Monday, January 11, 2016

Big Picture: S&P Falling to 1550?

The EMINI S&P ES setting up nicely with a very classic pattern in the first couple of weeks of January 2016.  Why classic?   Is this something seen before?   Absolutely yes    Market price charts are quite fractal like, so smaller time-frames charts exhibit the same patterns that larger time-frame charts do and these patterns become much more clearer when viewed under the chaos indicators lens.

Consider the ES EMINI chart on Monday night January 11 2016, in particular note the exact placement of various lines, in particular the wave-trend current high (yellow blob) in relation to the various intersections and positions of the other lines.

Next consider a smaller time-frame chart that exhibits a very similar pattern to the above chart - this is the 199 tick (roughly 3 minute) oil CL chart from a year and half ago - this type of pattern can be found in any time-frame chart really - again - think self-similarity - fractals - it is the same behaviors over and over again across time-frames and even chart types-

It is evident here in this oil chart that the price comes down to meet the gray curve with wave-trend blue dots firing off.  And that intersection point roughly corresponds to the price level that the red curve intersects the white vertical line on the left side.    In the ES EMINI chart the red curve intersecting the white vertical is roughly 1550.   Notice how the oil CL went on to gain back everything it had lost after reaching that bottom there at the 91.60    The 91.60 on this CL oil chart corresponds to the 1550 on the ES daily chart above.

Are there any other possibilities with this current ES E-Mini set-up?   There are some deep crash scenarios that show some similarity to it where it could crash well below 1500   However the set-up could lead to magnificent/stunning upswings as well down the road, again based on self-similarity with very small time-frames.  Some CL oil smaller time-frame charts to consider below showing some possible variations how this set-up could run its course


Sunday, September 6, 2015

Big Picture: DOW JONES the 9999 Red Line Support

Some of the big picture posts earlier in this blog anticipated the downward movements in the S&P because the structures were looking extremely similar to the 2008 event, in fact these structures repeat all the time in small time-frame trading.   Markets are very fractal like the larger time-frames are exactly like the small-time frames so there is no surprises at all really and can be anticipated if one studies the smaller time-frames and looks for similarities in the larger time-frame.

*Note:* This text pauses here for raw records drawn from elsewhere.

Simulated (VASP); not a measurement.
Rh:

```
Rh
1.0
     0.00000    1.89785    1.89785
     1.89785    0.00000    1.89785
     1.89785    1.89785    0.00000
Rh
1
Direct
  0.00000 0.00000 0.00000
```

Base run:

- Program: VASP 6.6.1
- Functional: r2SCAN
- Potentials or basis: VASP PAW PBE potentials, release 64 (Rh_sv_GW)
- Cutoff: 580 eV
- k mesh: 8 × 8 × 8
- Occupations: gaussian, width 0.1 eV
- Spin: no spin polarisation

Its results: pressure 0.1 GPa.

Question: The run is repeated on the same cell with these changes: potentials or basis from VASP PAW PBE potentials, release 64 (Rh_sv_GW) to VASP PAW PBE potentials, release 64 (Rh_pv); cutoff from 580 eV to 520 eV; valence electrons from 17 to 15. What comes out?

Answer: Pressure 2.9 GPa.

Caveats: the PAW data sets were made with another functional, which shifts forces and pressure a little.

While nothing special can be said about the current S&P big picture chart, something very interesting is going on in the DOW Weekly.   Note the Red-line in the below DOW chart is at 9999 and there is this wide gap between the Purple and Red lines.  Purple is the top line at 18351   In structures like these, where there is this distance between the Purple and Red lines, in smaller time-frames like intra-day charts the often the price moves all the way down to the Red line.  Not every single time but more often than not.  After touching that Red line it bounces up from there is a common pattern.  Which raises the structural prospect in the larger Weekly time-frame of the DOW working itself to 9999 is very much in the cards and should not be surprising.  The other possibility is that it will move all the way back up to and beyond the purple line, dragging the Red line upwards with it eventually cannot be ruled out either but though that can happen, it is less often the case in smaller time-frames.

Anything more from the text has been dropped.